On Tue, Apr 29, 2025 at 11:41:09AM +0530, Shrikanth Hegde wrote:
> 
> 
> On 4/28/25 20:52, Mukesh Kumar Chaurasiya wrote:
> > Enable the syscall entry and exit path from generic framework.
> > 
> > Signed-off-by: Mukesh Kumar Chaurasiya <mchauras@linux.ibm.com>
> 
> Hi Mukesh. Thanks for working on this. Trying to go through it.
> 
> > ---
> >   arch/powerpc/Kconfig                |   1 +
> >   arch/powerpc/kernel/interrupt.c     |  46 +++++++----
> >   arch/powerpc/kernel/ptrace/ptrace.c | 103 ------------------------
> >   arch/powerpc/kernel/signal.c        |   8 +-
> >   arch/powerpc/kernel/syscall.c       | 117 +---------------------------
> >   5 files changed, 38 insertions(+), 237 deletions(-)
> > 
> > diff --git a/arch/powerpc/Kconfig b/arch/powerpc/Kconfig
> > index 6722625a406a0..45b70ccf7c89e 100644
> > --- a/arch/powerpc/Kconfig
> > +++ b/arch/powerpc/Kconfig
> > @@ -202,6 +202,7 @@ config PPC
> >   	select GENERIC_CPU_AUTOPROBE
> >   	select GENERIC_CPU_VULNERABILITIES	if PPC_BARRIER_NOSPEC
> >   	select GENERIC_EARLY_IOREMAP
> > +	select GENERIC_ENTRY
> 
> IMHO this should be enabled after irqentry_* is supported too.
>
Yeah, it will be done after irq is supported. I did this just for the sake of syscall.
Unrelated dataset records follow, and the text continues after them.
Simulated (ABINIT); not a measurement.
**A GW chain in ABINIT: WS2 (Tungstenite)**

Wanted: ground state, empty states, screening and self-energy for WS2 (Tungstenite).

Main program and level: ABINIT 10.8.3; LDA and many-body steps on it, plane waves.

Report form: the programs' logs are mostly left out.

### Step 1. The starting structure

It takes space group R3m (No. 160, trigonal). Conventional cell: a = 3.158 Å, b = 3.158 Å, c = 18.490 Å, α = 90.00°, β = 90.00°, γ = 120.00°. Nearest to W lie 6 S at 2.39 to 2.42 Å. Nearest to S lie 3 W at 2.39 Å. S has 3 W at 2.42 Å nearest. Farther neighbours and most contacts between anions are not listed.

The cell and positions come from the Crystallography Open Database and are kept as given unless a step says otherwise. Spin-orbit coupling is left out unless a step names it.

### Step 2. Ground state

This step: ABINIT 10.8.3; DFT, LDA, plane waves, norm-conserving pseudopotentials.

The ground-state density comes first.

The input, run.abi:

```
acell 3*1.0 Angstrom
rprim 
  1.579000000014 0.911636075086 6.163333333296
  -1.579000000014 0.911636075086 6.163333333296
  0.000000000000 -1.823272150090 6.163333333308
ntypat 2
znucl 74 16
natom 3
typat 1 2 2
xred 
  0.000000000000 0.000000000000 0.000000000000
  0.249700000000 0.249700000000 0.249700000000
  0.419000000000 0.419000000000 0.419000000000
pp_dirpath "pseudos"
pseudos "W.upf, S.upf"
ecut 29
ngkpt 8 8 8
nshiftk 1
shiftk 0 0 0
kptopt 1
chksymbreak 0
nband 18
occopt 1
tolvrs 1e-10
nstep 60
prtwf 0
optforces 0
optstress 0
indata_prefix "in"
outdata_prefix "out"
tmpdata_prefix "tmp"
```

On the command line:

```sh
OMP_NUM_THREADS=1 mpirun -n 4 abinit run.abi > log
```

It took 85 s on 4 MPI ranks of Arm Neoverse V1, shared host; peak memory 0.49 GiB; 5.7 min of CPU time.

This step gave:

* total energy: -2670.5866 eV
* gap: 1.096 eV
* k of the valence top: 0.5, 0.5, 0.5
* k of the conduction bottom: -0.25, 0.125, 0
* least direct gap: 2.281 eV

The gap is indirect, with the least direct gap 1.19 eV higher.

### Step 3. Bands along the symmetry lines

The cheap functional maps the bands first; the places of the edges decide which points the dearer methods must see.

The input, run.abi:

> >   	select GENERIC_GETTIMEOFDAY
> >   	select GENERIC_IDLE_POLL_SETUP
> >   	select GENERIC_IOREMAP
> > diff --git a/arch/powerpc/kernel/interrupt.c b/arch/powerpc/kernel/interrupt.c
> > index 7f31f3fb9c1d8..8731064631de0 100644
> > --- a/arch/powerpc/kernel/interrupt.c
> > +++ b/arch/powerpc/kernel/interrupt.c
> > @@ -1,6 +1,7 @@
> >   // SPDX-License-Identifier: GPL-2.0-or-later
> >   #include <linux/context_tracking.h>
> > +#include <linux/entry-common.h>
> >   #include <linux/err.h>
> >   #include <linux/compat.h>
> >   #include <linux/rseq.h>
> > @@ -163,15 +164,10 @@ notrace unsigned long syscall_exit_prepare(unsigned long r3,
> >   	unsigned long ret = 0;
> >   	bool is_not_scv = !IS_ENABLED(CONFIG_PPC_BOOK3S_64) || !scv;
> > -	CT_WARN_ON(ct_state() == CT_STATE_USER);
> > -
> >   	kuap_assert_locked();
> >   	regs->result = r3;
> > -	/* Check whether the syscall is issued inside a restartable sequence */
> > -	rseq_syscall(regs);
> > -
> >   	ti_flags = read_thread_flags();
> >   	if (unlikely(r3 >= (unsigned long)-MAX_ERRNO) && is_not_scv) {
> > @@ -192,13 +188,27 @@ notrace unsigned long syscall_exit_prepare(unsigned long r3,
> >   	}
> >   	if (unlikely(ti_flags & _TIF_SYSCALL_DOTRACE)) {
> > -		do_syscall_trace_leave(regs);
> >   		ret |= _TIF_RESTOREALL;
> >   	}
> > -	local_irq_disable();
> > -	ret = interrupt_exit_user_prepare_main(ret, regs);
> 
> This loop i dont understand why.
>
This is if there are any interrupts to process.
> > +again:
> > +	syscall_exit_to_user_mode(regs);
> 
> exit_to_user_mode also calls user_enter_irqoff.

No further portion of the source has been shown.